Ben Brown is Head of Sustainability and Risk at International Volunteer HQ (IVHQ). He oversees IVHQ’s approach to risk management across all programs globally and ensures the right steps are in place to keep volunteers safe. Ben also has responsibility for making sure all IVHQ programs are responsibly run and make a lasting positive impact in communities.
What position do you hold at IVHQ? What has been your career path so far?
I oversee risk and sustainability at IVHQ. We know that two of the most important things to our volunteers are feeling confident that they’ll be supported to stay safe, and being sure that they’ll be able to make a worthwhile contribution while abroad. We also know that having a focus on social and environmental sustainability is not only good for communities and the planet, but is also good for IVHQ long-term.
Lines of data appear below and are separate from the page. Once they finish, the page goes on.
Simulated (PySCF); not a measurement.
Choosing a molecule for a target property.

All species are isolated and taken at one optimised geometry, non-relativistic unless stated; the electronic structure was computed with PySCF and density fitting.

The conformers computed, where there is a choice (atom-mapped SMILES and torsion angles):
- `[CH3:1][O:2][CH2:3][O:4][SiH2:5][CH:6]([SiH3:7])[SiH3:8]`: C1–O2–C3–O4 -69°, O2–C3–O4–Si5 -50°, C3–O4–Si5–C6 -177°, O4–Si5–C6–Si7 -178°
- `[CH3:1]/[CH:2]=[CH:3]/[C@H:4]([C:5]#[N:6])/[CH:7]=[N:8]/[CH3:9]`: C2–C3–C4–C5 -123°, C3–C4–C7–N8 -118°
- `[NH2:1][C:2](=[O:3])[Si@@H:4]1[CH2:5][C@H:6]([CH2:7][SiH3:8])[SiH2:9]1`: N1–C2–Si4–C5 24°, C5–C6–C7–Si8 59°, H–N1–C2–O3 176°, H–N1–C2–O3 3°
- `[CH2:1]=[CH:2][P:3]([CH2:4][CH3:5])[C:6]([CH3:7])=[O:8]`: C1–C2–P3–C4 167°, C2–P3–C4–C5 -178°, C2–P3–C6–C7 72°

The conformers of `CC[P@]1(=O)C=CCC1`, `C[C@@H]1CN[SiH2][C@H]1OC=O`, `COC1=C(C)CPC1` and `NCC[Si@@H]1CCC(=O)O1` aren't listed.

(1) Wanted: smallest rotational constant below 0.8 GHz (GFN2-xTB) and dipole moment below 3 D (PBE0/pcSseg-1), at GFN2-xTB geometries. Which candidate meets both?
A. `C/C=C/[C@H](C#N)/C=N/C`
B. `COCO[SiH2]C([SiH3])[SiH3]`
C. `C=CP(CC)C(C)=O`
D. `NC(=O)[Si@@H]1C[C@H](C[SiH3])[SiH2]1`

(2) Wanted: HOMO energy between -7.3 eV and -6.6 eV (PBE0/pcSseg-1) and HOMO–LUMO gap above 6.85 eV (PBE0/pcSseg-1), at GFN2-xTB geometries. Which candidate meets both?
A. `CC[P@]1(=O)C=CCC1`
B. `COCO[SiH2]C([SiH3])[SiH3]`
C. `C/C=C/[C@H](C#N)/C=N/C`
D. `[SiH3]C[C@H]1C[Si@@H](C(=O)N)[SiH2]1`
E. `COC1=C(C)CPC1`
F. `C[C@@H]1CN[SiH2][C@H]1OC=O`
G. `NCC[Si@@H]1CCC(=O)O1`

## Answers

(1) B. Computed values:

My career path so far has been in sustainability roles for telecommunications and media companies in New Zealand and the United Kingdom. I’ve been lucky to work on some really inspiring projects in my career and these have given me a good background in creating and running initiatives that make a real difference in communities and have a positive impact on the environment. IVHQ is a great place for me to expand this experience.
What about the future of the industry? How do you think volunteer abroad and international education will change over the next 10 years?
The concept of volunteering abroad has evolved quickly over the last 10 years and I expect it’ll change even faster over the next 10. Those people wanting to travel abroad and volunteer in a community no longer have to commit to a two year Peace Corps program and I’m proud of role that IVHQ has played in making volunteering much more affordable and accessible to travelers all over the world.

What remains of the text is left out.